Brian Lail, a professor in the Department of Electrical and Computer Engineering at Florida Tech, was recently named to The Optical Society (OSA) Senior Members class of 2018. The distinction honors individuals in the field of optics and photonics for their professional accomplishments.
The OSA approved 169 new members from colleges and universities in the U.S. and around the world. Members receive special recognition, including announcements in Optics & Photonics News and the OSA Member e-newsletter, as well as a certificate, lapel pin and letter of recognition. To qualify for senior membership, individuals must have a minimum of 10 years of significant professional experience in the field, an active OSA membership and two endorsements from fellow members. The qualifications are then reviewed by the OSA Board of Directors before a decision is made.
“The Optical Society welcomes this year’s Senior Class and congratulates these members for their contributions to our global community,” Ian Walmsley, 2018 president of The Optical Society and pro-vice-chancellor for research and innovation, Hooke Professor of Experimental Physics at the University of Oxford in England, said in a statement. “The 2018 class joins a distinguished group of scientists, engineers, entrepreneurs and innovators who have demonstrated exemplary professional accomplishments in optics and photonics.”

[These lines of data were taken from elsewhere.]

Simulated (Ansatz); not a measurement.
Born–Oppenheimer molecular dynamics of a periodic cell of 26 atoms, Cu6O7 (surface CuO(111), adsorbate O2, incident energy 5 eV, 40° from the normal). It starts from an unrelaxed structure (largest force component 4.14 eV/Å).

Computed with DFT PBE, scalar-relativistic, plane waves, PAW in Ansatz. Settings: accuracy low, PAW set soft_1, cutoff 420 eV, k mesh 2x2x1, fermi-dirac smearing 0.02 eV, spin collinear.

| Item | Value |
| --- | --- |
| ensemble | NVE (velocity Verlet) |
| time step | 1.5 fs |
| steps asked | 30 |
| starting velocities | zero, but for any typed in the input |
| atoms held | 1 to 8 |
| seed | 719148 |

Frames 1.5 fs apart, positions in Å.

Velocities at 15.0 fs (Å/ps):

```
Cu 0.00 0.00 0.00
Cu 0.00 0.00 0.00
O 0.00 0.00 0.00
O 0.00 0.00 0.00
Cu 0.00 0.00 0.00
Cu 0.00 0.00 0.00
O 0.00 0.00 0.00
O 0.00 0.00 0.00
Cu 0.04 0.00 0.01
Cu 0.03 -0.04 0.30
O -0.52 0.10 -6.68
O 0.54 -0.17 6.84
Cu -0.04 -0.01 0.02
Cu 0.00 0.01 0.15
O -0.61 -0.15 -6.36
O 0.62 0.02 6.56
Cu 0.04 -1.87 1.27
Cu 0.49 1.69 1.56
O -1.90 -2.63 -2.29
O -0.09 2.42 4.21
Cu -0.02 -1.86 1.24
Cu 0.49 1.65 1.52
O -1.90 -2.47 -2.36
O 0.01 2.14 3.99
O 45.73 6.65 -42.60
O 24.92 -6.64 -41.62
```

Lail was a Presidential Early Career Award for Scientists and Engineers (PECASE) recipient, the highest honor bestowed by the United States government on science and engineering professionals in the early stages of their independent research careers, and has conducted important research during his time at Florida Tech. That has included work to advance optical-antenna-coupled detector technology to enable next-generation infrared focal-plane imaging arrays and serving as primary investigator of a study on the design of impedance-matched infrared antennas using optical vector near-field mapping, which produced the first publication of empirically determined optical antenna input impedance and could lead to more reliable, sensitive and responsive infrared and optical sensing and detection.
“It is an honor to be acknowledged by The Optical Society (OSA) through the distinction of Senior Member status,” Lail said. “OSA is world-renowned as a scientific society dedicated to the advancement of theory and applications in optics and photonics.”